Forum OpenACS Development: Re: GUIDs (Globally Unique Identifiers) as Object IDs?
Starting with pg9.2, postgres supports UUIDs as datatype, but does not provide a standard function for generating it (there are add-on modules available) . Instead of sequences, one has to use functions to generate IDs. The organization of the files in the CR has to be altered. The impact of UUIDs on OpenACS magic IDs is as well not clear.... Upgrade scripts look like an intellectual challenge.
So, i would not call this a small change, since it will effects at the end every package (data model and the input validation). Don't expect, that this would solve all aspects for horizontal scaling. If you "ignore unique constraints" you customers will complain about data losses.
Using UUIDs has some sex appeal, i thought about it in the past, but it would be a substantial change.
"everything looks like a hammer when all one knows is a hammer",
What are the weaknesses in addressing this with mapping for everything output and input, where internals remain unchanged:
create table uu_site_object_map (
-- indexes created for each case
So long as UUIDs are pre-generated (such as via abundant output from a bitcoin mining pool or blockchain) and confirmed unique?
OTOH, if you know to import data from some satellite" system B or C into A, one can store the highest known object_id of the last sync on A (e.g. B_max, and C_max). When performing an import from e.g. B, map just the IDs higher than B_max (i.e. ignoring deletes). When the goal is a bidirectional sync, guess then there is no other way than having per "satellite" a separate acs_objects table as basis for a sync....
quite easy to use GUIDs (large random numbers...)
> one cannot store a UUID in a integer type
Yes you can. This is not about adherence to standards here, but about a simple solution to scale out horizontally So for example I could imagine to just use "large random numbers".
Actually, sequential numbers with a "prefix" * 1000000000 offset (with a separate "prefix" for each system) could also be sufficient to create separate "number circuits". So even sequences might continue to work... And this might actually work with normal integers and without the needs for bigints...
If you mean "1000000000" literally, be aware that the maximum value of an integer in PostgreSQL is "2147483647" (roughly twice that value) . Notice that on sites like openacs.org, we had already overruns on 32bit sequences .
Nevertheless, for "site-synching" (see above), i see no need for any kind of UUIDs.

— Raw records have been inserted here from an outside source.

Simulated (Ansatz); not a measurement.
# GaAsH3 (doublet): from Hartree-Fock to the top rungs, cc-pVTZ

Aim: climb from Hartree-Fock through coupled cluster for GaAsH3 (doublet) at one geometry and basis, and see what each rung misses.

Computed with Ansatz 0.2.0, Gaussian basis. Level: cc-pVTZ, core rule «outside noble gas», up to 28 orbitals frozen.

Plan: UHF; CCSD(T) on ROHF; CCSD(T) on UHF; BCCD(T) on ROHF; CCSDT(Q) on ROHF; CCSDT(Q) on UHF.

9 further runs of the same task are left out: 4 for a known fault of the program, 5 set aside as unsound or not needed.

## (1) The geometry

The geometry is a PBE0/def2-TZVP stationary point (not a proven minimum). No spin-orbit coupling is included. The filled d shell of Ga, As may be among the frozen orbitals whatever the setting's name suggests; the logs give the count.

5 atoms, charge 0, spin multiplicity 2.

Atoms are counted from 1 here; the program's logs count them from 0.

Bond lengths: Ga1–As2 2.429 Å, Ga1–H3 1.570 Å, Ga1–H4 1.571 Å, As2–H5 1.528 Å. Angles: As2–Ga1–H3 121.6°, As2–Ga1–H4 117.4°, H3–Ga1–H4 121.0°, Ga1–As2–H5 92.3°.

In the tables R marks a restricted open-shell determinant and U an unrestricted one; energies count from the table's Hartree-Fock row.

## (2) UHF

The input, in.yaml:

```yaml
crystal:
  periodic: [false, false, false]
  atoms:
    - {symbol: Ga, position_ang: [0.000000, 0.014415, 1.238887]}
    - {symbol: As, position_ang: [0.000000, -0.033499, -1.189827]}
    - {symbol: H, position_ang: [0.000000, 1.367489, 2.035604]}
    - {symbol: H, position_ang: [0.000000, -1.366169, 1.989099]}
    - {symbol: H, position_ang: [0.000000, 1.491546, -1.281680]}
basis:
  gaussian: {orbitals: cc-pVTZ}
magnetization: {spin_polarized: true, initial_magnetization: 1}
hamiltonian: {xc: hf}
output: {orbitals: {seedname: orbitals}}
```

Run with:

I mentioned the blockchain for obtaining a pool of preprocessed random hashes to be used as UUIDs, but those are apparently hashed at 256bits. And as Gustaf mentions, using standards outside of their definition tends to confuse things and break convention;
Maybe verifiable, unpredictable 128bit UUID format hashes can be generated using a system/satellite salt reference and object_id et cetera with SHA-3/ It apparently has little risk of collisions and relatively low processor demands, and the bit length can be configured to fit UUID.